Course Abstract

Training duration: 90 min (Hands-on)

In this 90-minute course, Ankur Patel will explore one of the core concepts in unsupervised learning, clustering. Clustering is able to segment entities (e.g., users) into distinct and homogenous groups such that members of a group are very similar to members within the group but distinctly different from members in other groups. This group segmentation is possible without requiring any labels whatsoever and instead relies on separating entities based on behavior. For example, via clustering, online shoppers could be grouped into budget-conscious shoppers, high-end shoppers, frequent shoppers, seasonal shoppers, technophiles, audiophiles, sneakerheads, back-to-school shoppers, young parents, senior citizens, and millennials. To perform clustering well, good feature engineering is required. In this course, we will explore loan applications, perform feature engineering, and segment users based on their potential creditworthiness. We will also explore how clustering allows efficient labeling, turning unlabeled problems into labeled ones, opening up the realm of semi-supervised learning.

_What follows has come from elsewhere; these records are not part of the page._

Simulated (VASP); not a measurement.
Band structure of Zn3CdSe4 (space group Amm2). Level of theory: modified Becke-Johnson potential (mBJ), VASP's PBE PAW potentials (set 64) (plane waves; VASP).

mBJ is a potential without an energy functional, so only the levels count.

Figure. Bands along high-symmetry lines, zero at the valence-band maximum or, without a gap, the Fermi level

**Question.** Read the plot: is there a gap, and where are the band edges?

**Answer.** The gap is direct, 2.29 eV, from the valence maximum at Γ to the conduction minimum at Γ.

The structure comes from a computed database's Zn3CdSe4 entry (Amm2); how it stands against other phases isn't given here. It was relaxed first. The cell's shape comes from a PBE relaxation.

DIFFICULTY LEVEL: INTERMEDIATE

Instructor Bio:

Ankur Patel

Course Outline

Module 1: Introduction to Clustering

  • Why the need for clustering is exists / the real world motivation
  • How to find patterns in data with zero or few labels
  • How to efficiently label data when only few labels are available

Module 2: Overview of Clustering Algorithms

  • K-Means
  • Hierarchical clustering
  • DBSCAN
  • HDBSCAN
  • Apply to MNIST and Fashion MNIST datasets
  • Visualize clusters and evaluate results

Module 3: Application: Group Segmentation

  • Introduce use case: loan applications
  • Explore and prepare the data
  • Define evaluation function
  • Apply clustering algorithms and evaluate results

Background knowledge

  • Python coding experience

  • Familiarity with pandas, numpy, and scikit-learn

  • Understanding of basic machine learning concepts, including supervised learning

  • Experience with deep learning and frameworks such as TensorFlow or PyTorch is a plus

Applicable Use-cases

  • Fraud Detection: Identify fraud in transactional data such as credit card, ACH, wire, and insurance claims

  • Anti-money Laundering: Detect potential money laundering for banks.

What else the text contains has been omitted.